While the entry of Lulu into the operatic repertoire was a matter of time, its re-emergence as a two-act torso has been more unexpected. The reasons are largely speculative, though Zurich, host to the première of the unfinished work in 1937, can claim a degree of authenticity for the present staging. Apparently director Sven-Eric Bechtolf knew nothing of the opera beforehand: that is not in itself a problem, as creating an interpretative context from scratch can lead to a radical reappraisal. It can also lead to a morass of dramatic clichés – which, sadly, is what happens here.
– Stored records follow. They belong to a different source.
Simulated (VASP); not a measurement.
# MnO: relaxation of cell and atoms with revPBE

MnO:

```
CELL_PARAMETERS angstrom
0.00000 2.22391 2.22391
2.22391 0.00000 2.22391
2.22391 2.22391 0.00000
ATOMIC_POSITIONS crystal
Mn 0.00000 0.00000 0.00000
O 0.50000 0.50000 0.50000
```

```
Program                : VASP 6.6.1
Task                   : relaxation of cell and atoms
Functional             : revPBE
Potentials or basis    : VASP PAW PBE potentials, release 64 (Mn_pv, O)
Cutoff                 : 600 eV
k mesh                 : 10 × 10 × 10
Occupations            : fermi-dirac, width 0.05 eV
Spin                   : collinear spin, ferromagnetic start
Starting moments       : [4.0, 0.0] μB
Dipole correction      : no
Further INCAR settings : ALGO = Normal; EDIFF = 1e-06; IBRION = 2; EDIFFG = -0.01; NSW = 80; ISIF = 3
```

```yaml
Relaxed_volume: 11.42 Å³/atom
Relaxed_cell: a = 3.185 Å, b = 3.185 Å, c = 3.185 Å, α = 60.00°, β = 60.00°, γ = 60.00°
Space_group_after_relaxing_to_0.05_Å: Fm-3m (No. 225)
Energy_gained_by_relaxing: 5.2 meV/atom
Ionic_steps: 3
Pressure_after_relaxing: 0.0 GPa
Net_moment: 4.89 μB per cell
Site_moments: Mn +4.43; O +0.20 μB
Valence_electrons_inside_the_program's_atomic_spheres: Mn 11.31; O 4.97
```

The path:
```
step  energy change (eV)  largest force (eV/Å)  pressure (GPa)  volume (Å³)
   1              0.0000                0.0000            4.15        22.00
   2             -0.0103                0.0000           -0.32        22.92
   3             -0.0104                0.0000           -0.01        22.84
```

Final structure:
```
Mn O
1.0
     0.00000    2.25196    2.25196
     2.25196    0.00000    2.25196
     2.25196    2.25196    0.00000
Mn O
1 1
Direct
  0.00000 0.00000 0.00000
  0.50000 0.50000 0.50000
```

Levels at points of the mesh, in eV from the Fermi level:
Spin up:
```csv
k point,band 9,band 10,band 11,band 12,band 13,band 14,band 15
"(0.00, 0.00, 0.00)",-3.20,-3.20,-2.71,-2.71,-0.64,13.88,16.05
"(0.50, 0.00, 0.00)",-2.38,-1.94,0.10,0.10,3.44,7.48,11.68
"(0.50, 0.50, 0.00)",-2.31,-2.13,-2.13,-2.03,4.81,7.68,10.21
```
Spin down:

The issue of child abuse is not new to opera production (as fans of Hänsel und Gretel will know), and it can be inferred directly from Wedekind’s plays. Berg’s opera, however, is no more about child abuse per se than it is about the femme fatale, bourgeois excess or any other factor motivating the work at a conceptual rather than dramatic level. Thus the appearance of a mute, other-worldly girl during Lulu’s confrontations with Dr Schön – ostensibly representing the age at which abuse stunted her emotional development, but a crude and simplistic device in terms of the drama being played out on stage.
Similarly, the replacement of Act 2’s filmic interlude with a psychological depiction of child abuse: designed, no doubt, to open out the drama into another dimension – but, in context, having all the provocative insight of a soft-porn movie. Perhaps Bechtolf’s approach would have had greater conviction but for the risible set and costume designs. The action takes place within what looks to be an art deco department store, Lulu’s portrait rendered as an ‘enhanced’ dummy of perspex modules. Male characters are made-up to look like chorus-line extras from Cabaret, giving the production a camp Expressionist feel at odds with its striving for emotional truth.
This is a pity, as the performance is often excellent. Laura Aikin, more a character-singer such as Anja Silja than one with the stylistic poise of Christine Schäfer, is a Lulu musically accurate and vocally alluring – dispatching the most demanding passages with impressive control. Peter Straka finds compassion behind Alwa’s indolence, Cornelia Kallisch is a warmly uncomprehending Geschwitz, and Steve Davislim manages the Painter’s awkward tessitura with comparative ease. Conversely, Alfred Muff is a singularly dreary Schön, barking out the part with little heed as to dynamics or phrasing, while Guido Götzen’s Schigolch is a wheelchair-bound cyborg of no emotional resonance. Franz Welser-Möst gets generally persuasive playing from his Zurich forces, though his tendency to slow up at key musical and dramatic points – such as the Act 1 interlude and Lulu’s Act 2 ‘Lied’ – implies a sectional approach which detracts from the music’s fluid and organic underlying progress.
The widescreen picture format has both clarity and realism, while the stereo sound has a believable stage spread. Subtitles are included in five European languages. Rainer E Moritz’s documentary elaborates on the thinking behind the production and the merits of staging the unfinished opera to a greater if far from convincing degree. Those wanting the opera on DVD are advised to wait until Graham Vick’s Glyndebourne production (listed above on VHS) is made available: hardly revelatory as a staging, admittedly, but doing justice to Berg’s opera in a way to which Bechtholf’s conception never comes close.